Your Local Bronx Employment Law Attorney Discusses Workplace Retaliation
If you are having issues in your place of employment, you may want to consider contacting your local Bronx employment law attorney to help you. Issues in the workplace are becoming more common as the workplace is becoming more diversified. Any complaint of harassment or discrimination that an employee makes must be taken seriously by the employer. The issue needs to be investigated properly if a complaint is made. If the employee who filed the complaint feels that it was not handled properly, or feels like they are being retaliated against for complaining, then it may be time to contact your local Bronx employment law attorney to help you.
What is workplace retaliation?
Any negative action that is brought upon an employee who filed a harassment or discrimination complaint with their employer could be considered retaliation. If the employee has been fired, disciplined, demoted, written up in a negative manner or have had their pay reduced, then the employee is experiencing retaliation from the employer. Even if the employee has been reassigned to a new position, that could be considered retaliation from the employer. Not only can the employee who filed the complaint be retaliated against, but any other employee who is involved in the investigation may be subjected to retaliation from the employer. Any employee who gives a witness statement during the investigation cannot be retaliated against for participating.

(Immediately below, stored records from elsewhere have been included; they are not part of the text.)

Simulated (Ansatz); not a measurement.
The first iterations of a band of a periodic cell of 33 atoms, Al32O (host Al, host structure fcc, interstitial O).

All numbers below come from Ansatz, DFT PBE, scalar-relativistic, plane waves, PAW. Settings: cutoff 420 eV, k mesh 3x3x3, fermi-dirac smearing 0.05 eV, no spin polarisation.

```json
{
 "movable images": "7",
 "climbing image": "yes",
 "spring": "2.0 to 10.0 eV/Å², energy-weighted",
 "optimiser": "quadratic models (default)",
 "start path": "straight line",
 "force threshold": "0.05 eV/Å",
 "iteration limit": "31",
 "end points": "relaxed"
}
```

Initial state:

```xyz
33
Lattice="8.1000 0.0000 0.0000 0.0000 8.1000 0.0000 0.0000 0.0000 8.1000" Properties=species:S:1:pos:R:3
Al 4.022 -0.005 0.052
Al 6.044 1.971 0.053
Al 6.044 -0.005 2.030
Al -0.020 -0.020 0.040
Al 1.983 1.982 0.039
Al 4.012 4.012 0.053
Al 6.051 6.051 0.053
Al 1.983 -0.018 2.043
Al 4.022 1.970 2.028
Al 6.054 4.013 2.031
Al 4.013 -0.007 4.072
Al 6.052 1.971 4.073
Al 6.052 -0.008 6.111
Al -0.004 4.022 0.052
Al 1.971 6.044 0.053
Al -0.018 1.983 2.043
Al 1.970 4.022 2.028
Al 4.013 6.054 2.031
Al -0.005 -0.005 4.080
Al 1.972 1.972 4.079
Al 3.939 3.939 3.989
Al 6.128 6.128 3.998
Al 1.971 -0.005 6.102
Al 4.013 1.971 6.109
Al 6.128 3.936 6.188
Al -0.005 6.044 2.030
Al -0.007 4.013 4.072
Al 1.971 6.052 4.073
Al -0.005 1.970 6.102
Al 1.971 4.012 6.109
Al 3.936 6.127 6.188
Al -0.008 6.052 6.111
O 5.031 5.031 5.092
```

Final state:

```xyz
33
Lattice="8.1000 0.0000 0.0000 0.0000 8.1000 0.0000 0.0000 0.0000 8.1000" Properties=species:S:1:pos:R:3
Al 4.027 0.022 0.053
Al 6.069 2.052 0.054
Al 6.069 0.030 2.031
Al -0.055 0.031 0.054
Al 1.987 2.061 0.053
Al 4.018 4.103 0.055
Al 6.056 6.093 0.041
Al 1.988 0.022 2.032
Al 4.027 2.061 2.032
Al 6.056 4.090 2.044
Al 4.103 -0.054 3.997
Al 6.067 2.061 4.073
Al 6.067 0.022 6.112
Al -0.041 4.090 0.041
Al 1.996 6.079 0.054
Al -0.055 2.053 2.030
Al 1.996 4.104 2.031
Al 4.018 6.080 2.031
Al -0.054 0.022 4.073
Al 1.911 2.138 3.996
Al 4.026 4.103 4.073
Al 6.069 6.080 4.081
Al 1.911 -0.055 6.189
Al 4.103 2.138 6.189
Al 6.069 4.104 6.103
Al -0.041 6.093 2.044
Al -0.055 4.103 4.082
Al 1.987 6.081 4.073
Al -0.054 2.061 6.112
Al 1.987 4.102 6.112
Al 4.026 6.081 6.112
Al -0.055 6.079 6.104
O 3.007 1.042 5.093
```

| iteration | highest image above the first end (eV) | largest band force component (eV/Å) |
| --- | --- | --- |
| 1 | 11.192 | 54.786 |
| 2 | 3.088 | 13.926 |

Can the outcome of the investigation determine if the employer can retaliate?
In a short answer, no. No matter if the investigation determines that the original claim was true or not, the employee who filed it cannot be retaliated against. Even if the employer finds out later that the employee who filed the complaint was flat-out lying, they may not bring about any retaliation to that person.
Is it possible for an employer to be retaliating against an employee unintentionally?
Unfortunately it is possible for an employee to be the victim of unintentional retaliation from their employer. An employer may feel like the actions that they are taking will help the employee who complained, however it is still seen as a form of retaliation. For example, if the employee had filed a complaint about harassment in the workplace, the employer may feel like they are helping the employee by moving them to a different office or location. Even though the employer feels like they are helping, it is unintentional retaliation. If the employer truly wants to take a positive action for the employee, then they would need to remove the cause of the problem, not the employee who complained about it.
How should an employer treat you after you have filed a complaint?
After filing a complaint, an employer may still give you a negative review that had nothing to do with the basis of the complaint. In this case, you need to make sure that the reasons for this negative review are clearly documented to be sure that the employer is not retaliating for the complaint. If you have trouble finding any evidence or proof for the negative review, you may want to contact your employment law attorney for professional help.
How should your employer work to prevent retaliation in your workplace?
The first thing your employer should do is to create a policy that will prevent retaliation. The policy will need to clearly state what is considered retaliation and that the company will not stand for it. The policy should also clearly state what the process is for an employee to file a complaint and how they should be investigated. Your employer should take all complaints seriously. The employer should gather all the pertinent information and be sure that a thorough investigation is done. Your employer should also focus on a solution to the problem, as well as what the root cause of the problem really is. All employee complaints should be kept private by the employer. Those who are part of the investigation will have access to any records, however others not involved should not. Your employer should be keeping detailed records for any complaint that is filed. All papers starting with the initial complaint down to the conclusion of the investigation should be kept on file.